The potential of a player is a hell of a seductive trap.
Teams are intrigued by it. They invest money, time, and energy into it, and some try in vain to force their “what if’s” into “what is.”
In reality, potential is static. Nothing happens on its own, and the only thing that the Golden State Warriors can bank on is what’s happening in this very moment.
And in this moment, regardless of his flashes of athleticism, Damian Jones isn’t the Warriors’ center of the future.
Before going down with a torn pectoral injury he sustained against the Detroit Pistons, Jones played inconsistently at center. In the 7-foot, 240 pound Jones, the Warriors see an athletic, vertical spacer in the same vein as JaVale McGee. But the only thing that Jones was constantly able to replicate was McGee’s storied habit of “Shaqutin a Fool.” With Cousins expected to sign elsewhere in July, the Warriors really don't have a choice but to mold their young bigs consisting of Jones, Jordan Bell and Kevon Looney. Currently, Looney is the big that is the closest to putting it all together and turning himself into the center that the Warriors need.
But the Warriors’ heart will want what it wants, and if it could, will what it wants to.

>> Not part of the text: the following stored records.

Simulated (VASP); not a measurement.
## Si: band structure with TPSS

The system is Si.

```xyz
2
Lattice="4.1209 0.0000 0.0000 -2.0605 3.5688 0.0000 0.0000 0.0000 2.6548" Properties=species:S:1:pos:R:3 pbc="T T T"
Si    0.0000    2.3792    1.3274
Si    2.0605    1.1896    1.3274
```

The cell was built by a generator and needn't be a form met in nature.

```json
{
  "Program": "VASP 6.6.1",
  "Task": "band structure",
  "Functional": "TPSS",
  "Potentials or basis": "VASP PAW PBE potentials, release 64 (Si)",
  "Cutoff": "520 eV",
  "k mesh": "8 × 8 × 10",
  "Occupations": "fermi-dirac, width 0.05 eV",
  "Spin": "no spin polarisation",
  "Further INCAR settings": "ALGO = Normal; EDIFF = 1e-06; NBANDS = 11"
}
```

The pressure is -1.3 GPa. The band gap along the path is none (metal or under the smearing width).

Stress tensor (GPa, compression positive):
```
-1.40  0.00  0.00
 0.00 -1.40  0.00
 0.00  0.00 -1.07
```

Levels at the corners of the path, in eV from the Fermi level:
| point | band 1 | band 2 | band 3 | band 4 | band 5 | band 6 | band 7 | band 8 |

When Jones is healthy again, don’t be surprised if the Warriors continue to pour energy and resources into him with the possibility of it all being for naught. Why? Because the Warriors believe in the idea of Jones rather than his current reality.
In order for Jones to live up to the potential that he has, the work doesn’t start with his rehab from his pectoral injury; it starts with reflecting on his play this season and recognizing ways to get better. A good start is identifying his weaknesses and fixing them even before he returns to the court.
Lack of awareness
If the biggest knock on Jones is his lack of aggression, his lack of awareness should be a close second. In fact, you can make an argument that most of Jones’ passivity could be mistaken for his lack of awareness on the floor.
Look at Jones’ delayed reaction as he attempted to defend the pick and roll. He recognized what was going on but at the five second mark, Nurkic breaks through and scores in the lane regardless. Jones didn't recover nor did he attempt to contest the shot.
Here against Oklahoma City, Jones appears to bite a little on the double screen, but he was a beat too slow as Russell Westbrook found Steven Adams on the lob.
Jones seems to play better on defense with Draymond Green on the court with him to communicate and to be a second pair of eyes out there. However, Jones must find a way to develop his own instincts. It starts with stronger fundamentals. In these two examples, Jones was slow to recover. As Jones rehabs his torn pectoral, he should also consider taking a look at his footwork and find a way to improve his speed as a defender.
Moving without purpose on offense
While the Warriors coaches believe that Jones can be a McGee-like center — a long and athletic big who can provide vertical spacing and much needed rim protection — they should also consider developing Jones as a solid playmaker and passer out the post in the vein of what David West was.
In an offense that thrives on chaos and constant motion, Jones should move with purpose in this system. Constant, mindful movement. Be it screen setting,’ or hustling in the post, Jones should move with aggression and assertiveness.
In this sequence, the problem isn’t with Jones being on the perimeter. The problem is his indecisiveness. After receiving the pass from Kevin Durant, Jones didn’t know whether or not he wanted to pass the ball back to Durant and set a pick or dribble outside and pass it to Quinn Cook or what. I don’t know what he was trying to do here but what I do know is in that moment of his indecisiveness, the Magic forced a turnover and got the easy bucket. Here, Jones should have followed his instincts and pass the ball back to Durant and set the pick to either roll to the basket or to get Durant free for a jumper.
This also may be why Green and DeMarcus Cousins are always in his ear about being aggressive. Being a purposeful big in this system is more than just catching lobs and throwing them down. Jones must develop his playmaking. Kerr might want to develop Jones’ playmaking by letting him pass out of the post to set up shots for others. When it’s time to move out on the perimeter, Jones must know what he wants to do on it. If Jones want to set the pick, set it. If he wants to drive the lane, do it. He just can't afford to be indecisive in an offense like this one.
Potential in sports as in life is betting on what might happen based off of conditions and attributes. For the Warriors, the conditions and attributes are there for Jones to be a solid center. I also believe that Jones himself wants to be great but in order to turn this “project” into a solid product for the future, the work starts now.